We all like to think of ourselves as free people, able to make choices for ourselves – we want to see ourselves as masters of our own lives. In fact, our country is bound up in ideas of freedom, liberty, and the right to choose for ourselves what is best.

Yet, despite all of the debates, discussions, wars and demonstrations on liberty – here I sit on Sunday morning at 6:30 a.m. knowing full well that it’s actually 5:30 a.m.

Free? Not so much. I don’t even have the right to choose what time it is, apparently. Yesterday at this time it was 5:30 but today it’s 6:30 and the only thing I did was go to sleep – at 12:30 a.m. which tomorrow will be 1:30 a.m. which means that the sleep I get will be directly proportional to my inability to accurately keep time.

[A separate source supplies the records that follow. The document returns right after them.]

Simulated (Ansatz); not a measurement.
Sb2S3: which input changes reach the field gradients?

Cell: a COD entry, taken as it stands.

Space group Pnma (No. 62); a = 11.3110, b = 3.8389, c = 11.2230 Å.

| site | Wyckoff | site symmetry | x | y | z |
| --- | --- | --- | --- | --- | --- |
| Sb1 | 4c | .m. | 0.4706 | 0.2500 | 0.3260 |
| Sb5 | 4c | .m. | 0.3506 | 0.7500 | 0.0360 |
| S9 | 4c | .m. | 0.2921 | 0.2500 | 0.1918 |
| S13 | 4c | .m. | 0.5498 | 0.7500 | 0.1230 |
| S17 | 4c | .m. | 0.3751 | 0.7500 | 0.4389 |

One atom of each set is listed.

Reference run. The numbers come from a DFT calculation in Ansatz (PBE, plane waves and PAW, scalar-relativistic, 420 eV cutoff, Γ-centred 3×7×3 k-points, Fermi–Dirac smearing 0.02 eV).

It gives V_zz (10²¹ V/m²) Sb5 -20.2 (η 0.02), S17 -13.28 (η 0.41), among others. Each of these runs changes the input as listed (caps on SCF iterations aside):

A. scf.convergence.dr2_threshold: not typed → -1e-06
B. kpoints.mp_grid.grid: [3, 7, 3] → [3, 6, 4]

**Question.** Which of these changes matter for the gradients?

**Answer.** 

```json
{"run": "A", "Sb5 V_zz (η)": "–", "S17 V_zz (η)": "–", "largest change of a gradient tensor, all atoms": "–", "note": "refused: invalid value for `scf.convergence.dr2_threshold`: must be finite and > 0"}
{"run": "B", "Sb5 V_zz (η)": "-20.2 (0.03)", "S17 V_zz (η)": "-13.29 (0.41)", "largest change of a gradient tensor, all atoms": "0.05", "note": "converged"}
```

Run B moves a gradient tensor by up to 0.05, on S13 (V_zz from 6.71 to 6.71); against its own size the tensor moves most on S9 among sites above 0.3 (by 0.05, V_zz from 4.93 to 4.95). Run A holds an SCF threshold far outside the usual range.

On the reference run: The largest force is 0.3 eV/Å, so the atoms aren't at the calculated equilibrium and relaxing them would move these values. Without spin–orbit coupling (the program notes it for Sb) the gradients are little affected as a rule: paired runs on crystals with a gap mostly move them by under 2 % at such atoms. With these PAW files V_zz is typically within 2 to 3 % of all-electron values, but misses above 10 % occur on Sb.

Tonight we should have more daylight during the hours that we are supposed to be awake, yet I will still find it difficult to believe that when 8 p.m. comes around that I’ve really been given a gift, knowing full well that it’s actually 7 p.m. and that the amount of day I’ve lived hasn’t been changed – or has it?

Also,” Daylight Saving Time”? Where and how has any daylight been saved? Shouldn’t we call it “Daylight Manipulation Time”, or “Random Shift of Daylight by Arbitrary Means Time”, or – better yet “Daylight We’re Doing This To Make You Know We Still Have Control and Your Time is Not Your Own Time”? That would be more appropriate, I think. We aren’t really saving any daylight, are we?

I lost an hour somewhere, yet not long ago we were given an extra day, February 29. That means that I was given 24 more hours, which means that I’m still ahead, unless we take into consideration the previous leap days, daylight time changes, and – oh, man – domestic and international travel in which I’ve both lost and gained time in increments from one to twenty-six hours.

But that doesn’t change the fact that, today, I am being bullied into changing my clock whether I like it or not. Here I sit at 6:30 a.m., knowing that all I have to do is get up and walk into my kitchen, where, because it doesn’t update automatically, the clock on my stove still says 5:30 a.m. I can time travel simply by walking into another room of my house. But then, unless I want to stay in my kitchen for the rest of my life, I’ll have to go back to the inequality of world governed by automatically updated clocks.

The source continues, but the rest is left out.